The clear differences in the style of Pope Francis as opposed to his predecessors, both as Bishop of Rome and in his former position as Archbishop of Buenos Aires, have electrified the world media. Here, they exclaim, is a clergyperson who is “walking the talk” about living to serve others.
Few places seem to relish this new approach more than Der Spiegel, the German newsweekly issued forth from Hamburg, in the mostly-Protestant north of the country. On Sep. 14, in an article now translated into English, the magazine declares:
Last week Rudolf Voderholzer, 54, the bishop of the Bavarian city of Regensburg and one of Germany’s younger church leaders, was taken to task at the Vatican by the pope himself. In an admonishment to the German bishop and others attending a seminar for new bishops in Rome, Francis said: “Be close to the people and live as you preach. Always be with your flock, do not succumb to careerism and ask yourselves whether you are truly living as you preach.”

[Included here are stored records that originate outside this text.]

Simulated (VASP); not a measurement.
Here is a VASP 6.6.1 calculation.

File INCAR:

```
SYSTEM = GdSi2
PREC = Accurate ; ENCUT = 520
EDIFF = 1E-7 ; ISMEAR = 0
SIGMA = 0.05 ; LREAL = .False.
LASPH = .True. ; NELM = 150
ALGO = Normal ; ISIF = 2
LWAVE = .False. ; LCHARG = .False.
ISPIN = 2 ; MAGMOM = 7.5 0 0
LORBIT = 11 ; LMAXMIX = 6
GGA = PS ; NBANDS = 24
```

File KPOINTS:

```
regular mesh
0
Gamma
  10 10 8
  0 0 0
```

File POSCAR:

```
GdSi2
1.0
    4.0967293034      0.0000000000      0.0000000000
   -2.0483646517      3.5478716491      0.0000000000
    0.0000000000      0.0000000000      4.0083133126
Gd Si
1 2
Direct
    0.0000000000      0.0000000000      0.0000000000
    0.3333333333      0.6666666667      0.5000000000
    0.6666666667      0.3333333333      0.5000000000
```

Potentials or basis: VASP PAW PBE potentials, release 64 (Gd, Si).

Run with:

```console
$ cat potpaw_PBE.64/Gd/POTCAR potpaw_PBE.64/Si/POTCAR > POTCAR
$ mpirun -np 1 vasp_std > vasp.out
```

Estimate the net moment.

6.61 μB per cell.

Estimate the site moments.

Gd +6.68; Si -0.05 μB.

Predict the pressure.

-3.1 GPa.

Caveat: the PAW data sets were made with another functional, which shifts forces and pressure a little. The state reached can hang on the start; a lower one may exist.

Now, there’s nothing in the official text of the speech to suggest a direct attack on Voderholzer or anyone else. In fact, the official text doesn’t even contain the exact words Der Spiegel is quoting here, though the English Spiegel text is a translation from the German; there might have been some modification in the process.
Regardless of translation, the current pope’s emphasis on austere and authentic living is clear, and it gives Der Spiegel a chance to bash both the German Catholic hierarchy and Francis’ predecessor, who just happens to be German as well:
“This is a new message for German princes of the church. Many of them have long cultivated a lifestyle oriented toward strict dogmas, prestige and a career within the church, much like former Pope Benedict XVI. But now that his successor arrives at meetings in an old car, there has been a fundamental shift. Loyalty to the pope is being completely redefined, and not just in Regensburg, where Voderholzer’s predecessor Gerhard Ludwig Müller, a fervent devotee of former Pope Benedict, alienated many Roman Catholics.”
“In Germany, on the other hand, many bishops apparently haven’t come to terms with Francis’s insistence that they set a credible example of poverty. The costly new residence of Franz-Peter Tebartz-van Elst, the bishop of Limburg in western Germany, is only one especially conspicuous example of the pomposity, or at least the pronounced attachment to prestige, of the country’s Catholic Church leaders.”
The problem is, there’s little to connect whatever it is the German bishops are doing, or have done, with anything Benedict did, or Francis said, especially given the newest pope’s very recent ascendancy to the chair of Peter.
Yes, going forward, a bishop might find it difficult to adopt a lavish lifestyle, but is that because they’re following Francis’ example or fearing a backlash? Where is the backlash?
In the case of Germany, we won’t know because all of those quoted in the Der Spiegel piece appear to be Catholics whose views support those of the author and, presumably, editors.
No person-in-the-pew is surveyed, instead, selected Jesuit clerics and lay leaders who want the pope to either clamp down on sexual abuse cases or whelp more about austerity. There’s no one out there who supports the status quo in the German church, and one has to wonder if that’s actually possible — someone must approve of what these bishops are doing.
But presenting both sides, of which two must exist, isn’t something Der Spiegel seems overly fastidious about. Indeed, this meat-axe approach to Benedict and his peers seems more in tune with the late satirical magazine Wittenburg Door than with anything we saw in the real Wittenberg.